This forum uses cookies

mikazmaj · 4 hours ago

What “flexible output” is for in VS-MLRT
In normal VapourSynth usage, a filter usually returns a regular

VideoNode

: either a single-plane

GRAY

clip, a three-plane

RGB

clip, or a three-plane

YUV

clip. That works well for classic image/video restoration models, where the ONNX model takes an image and returns another image.
But not every ONNX model has that simple shape. Many ML models return tensors such as:

x 2 x H x W
x 4 x H x W
x 6 x H x W
x 8 x H x W
x N x H x W

Those channels are not always “RGB”. They may be:

U/V chroma planes
alpha
mask
confidence map
optical flow
depth
luma/chroma residuals
multiple temporal outputs
intermediate restoration planes
auxiliary model outputs
packed model-specific data

The problem is that a generic frontend like Hybrid cannot safely assume that a multi-channel ONNX output should be converted to RGB. If the model outputs 2 channels, 4 channels, 6 channels, or more, forcing it into a normal VapourSynth clip either fails or destroys the semantic meaning of the output.
That is exactly what VS-MLRT’s flexible output path solves.
VS-MLRT already exposes

flexible_inference

as a public API, alongside the regular

inference

function. In

vsmlrt.py

,

flexible_inference

is included in

__all__

, so it is intentionally part of the wrapper’s public interface, not just an internal hack.

How VS-MLRT flexible output works internally
The normal

inference()

path returns one

VideoNode

. That is suitable when the ONNX output can be represented as a standard VapourSynth clip.
The flexible path is different.

flexible_inference_with_fallback()

calls

_inference()

with a

flexible_output_prop

argument. Instead of returning only a normal clip, VS-MLRT receives a dictionary containing:

ret["clip"]
ret["num_planes"]

Then it extracts each output channel separately:

planes = [
    clip.std.PropToClip(prop=f"{flexible_output_prop}{i}")
    for i in range(num_planes)
]

and returns a Python list of

VideoNode

s, one per output channel.
So conceptually:

ONNX output:  N x C x H x W

regular inference:
    expects C to be representable as a normal clip

flexible inference:
    exposes output channel 0 as clip[0]
    exposes output channel 1 as clip[1]
    exposes output channel 2 as clip[2]
    ...
    exposes output channel C-1 as clip[C-1]

That means Hybrid would not need to guess whether

C=2

,

C=4

,

C=6

, or

C=8

means RGB, YUV, mask, alpha, flow, or something else. It can expose the channels, then let the user or script decide how to combine them.
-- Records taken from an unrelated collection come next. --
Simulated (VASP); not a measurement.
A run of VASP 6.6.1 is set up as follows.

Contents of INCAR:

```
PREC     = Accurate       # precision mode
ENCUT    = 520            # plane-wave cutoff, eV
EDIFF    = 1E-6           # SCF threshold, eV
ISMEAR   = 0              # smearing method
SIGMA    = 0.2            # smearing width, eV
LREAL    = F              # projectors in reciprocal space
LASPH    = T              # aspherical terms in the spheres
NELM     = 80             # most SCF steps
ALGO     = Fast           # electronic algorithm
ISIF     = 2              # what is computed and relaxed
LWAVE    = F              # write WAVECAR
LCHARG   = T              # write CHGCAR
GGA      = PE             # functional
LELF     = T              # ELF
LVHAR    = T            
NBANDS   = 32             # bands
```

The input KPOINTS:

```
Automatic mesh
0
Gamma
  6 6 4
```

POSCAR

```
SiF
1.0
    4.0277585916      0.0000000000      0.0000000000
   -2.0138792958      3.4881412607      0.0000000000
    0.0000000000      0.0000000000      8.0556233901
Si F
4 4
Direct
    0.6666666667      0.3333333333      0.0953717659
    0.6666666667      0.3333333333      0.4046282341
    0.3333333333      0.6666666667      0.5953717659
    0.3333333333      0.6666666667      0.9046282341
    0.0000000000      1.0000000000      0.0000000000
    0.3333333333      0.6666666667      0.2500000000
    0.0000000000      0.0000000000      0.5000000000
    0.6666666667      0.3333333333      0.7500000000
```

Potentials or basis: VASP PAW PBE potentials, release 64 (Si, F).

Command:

Why this matters for multi-channel models
A lot of ONNX models used in VapourSynth are not just “RGB in, RGB out”. Some are more like tensor processors.
For example:

input:  1 x 3 x H x W
output: 1 x 2 x H x W

This could mean the model predicts two chroma planes.
Another model might be:

input:  1 x 6 x H x W
output: 1 x 3 x H x W

That could mean two RGB frames are packed on input and one interpolated or restored RGB frame is returned.
Another one:

input:  1 x 3 x H x W
output: 1 x 4 x H x W

That might be RGB plus alpha, or RGB plus mask, or Y/U/V plus confidence. Without flexible output, Hybrid has no clean generic way to support that.
Another example:

input:  1 x 3 x H x W
output: 1 x 8 x H x W

This cannot be represented as a normal RGB/YUV/GRAY VapourSynth clip at all. But it is still a valid ONNX model and VS-MLRT can expose those eight channels individually through flexible output.
That is the key point: the ONNX model is valid, and VS-MLRT can run it, but a frontend that only expects one normal clip cannot represent the result correctly.

Existing proof inside VS-MLRT: ArtCNN chroma models
This is not only theoretical. The current

vsmlrt.py

already uses flexible output for ArtCNN chroma models.
For chroma variants, VS-MLRT calls:

clip_u, clip_v = flexible_inference_with_fallback(...)

Then it reconstructs a YUV clip with:

clip = core.std.ShufflePlanes([clip, clip_u, clip_v], [0, 0, 0], vs.YUV)

So the model output is not treated as one RGB image. Instead, the two output channels are extracted separately as

clip_u

and

clip_v

, then combined with the original luma plane.
That is an excellent example to show Selur, because it proves the feature is already useful in real VS-MLRT code:

model output channels → separate VapourSynth clips → custom recombination

For Hybrid, this means flexible output would not be an exotic feature. It would expose a capability VS-MLRT already uses internally.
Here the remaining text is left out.